Mount Allison University administration does not want to give students a rebate on tuition because of a faculty strike that shut down classes for three weeks this winter.
In a statement released by the university president's executive group on Monday, the administration said its focus is on meeting individual needs and ensuring students are able to successfully complete their year.
Student leaders had lobbied for a financial rebate similar to what was provided to students at the University of New Brunswick, who also saw three weeks of classes cancelled due to a faculty strike this winter.
The final decision on whether to issue a rebate rests with the university's board of regents at an upcoming meeting in May.
The university says it decided not to give a tuition rebate for several reasons:
- The labour disruption did not change the end goals of the university;
- The university will meet its responsibility to provide high quality education and experience to prepare students for the next step in their lives;
- Tuition fees are not set according to the number of hours in the classroom, but for the course being delivered;
- A refund would only be applicable if a course or term was cancelled.
The university said tuition covers a wide rage of services provided to students and in-class instruction is only one of the many things paid for through student tuition fees.
The university library, wellness centre, counselling services and academic supports are among the non-class based programs and services funded through tuition, said the university.
While the Mount Allison Students' Union has stated the university saved $856,948 in unpaid salaries over the course of the strike, the university said the final costs of the strike aren't yet known.
A number of financial issues will be settled through binding arbitration.
"Mount Allison will not make a policy or financial decision that adversely affects the university’s future," stated the university's release.
"Given budget realities, any rebate would eventually have to be financed by diminished student services or increased fees in the future."
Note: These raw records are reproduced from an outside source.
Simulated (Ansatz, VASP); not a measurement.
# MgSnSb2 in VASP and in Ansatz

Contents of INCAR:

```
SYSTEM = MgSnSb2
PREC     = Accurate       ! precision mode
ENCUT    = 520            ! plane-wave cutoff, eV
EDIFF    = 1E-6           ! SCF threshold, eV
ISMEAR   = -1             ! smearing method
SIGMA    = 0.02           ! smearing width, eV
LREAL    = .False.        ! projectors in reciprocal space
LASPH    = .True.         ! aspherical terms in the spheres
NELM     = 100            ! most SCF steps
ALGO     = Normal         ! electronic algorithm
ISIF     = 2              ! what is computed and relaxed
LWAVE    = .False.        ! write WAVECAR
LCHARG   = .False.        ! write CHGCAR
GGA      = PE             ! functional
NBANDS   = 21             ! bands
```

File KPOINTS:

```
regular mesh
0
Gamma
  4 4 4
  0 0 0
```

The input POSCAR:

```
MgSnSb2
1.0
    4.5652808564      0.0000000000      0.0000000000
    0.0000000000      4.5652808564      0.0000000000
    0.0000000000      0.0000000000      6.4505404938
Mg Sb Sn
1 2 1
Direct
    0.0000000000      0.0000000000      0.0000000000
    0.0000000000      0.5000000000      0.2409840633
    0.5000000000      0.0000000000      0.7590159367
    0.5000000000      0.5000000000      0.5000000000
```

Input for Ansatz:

Students' union president Melissa O'Rourke said student will lobby the board of regents to overturn the administration's recommendation when it meets in May.
"We are extremely disappointed that the university is recommending against a rebate," said O'Rourke.
"It is our intention to continue to apply pressure and support the proposal. After receiving over 500 letters from students, parents and alumni, it has become clear that a rebate is what the greater Mount Allison community wants."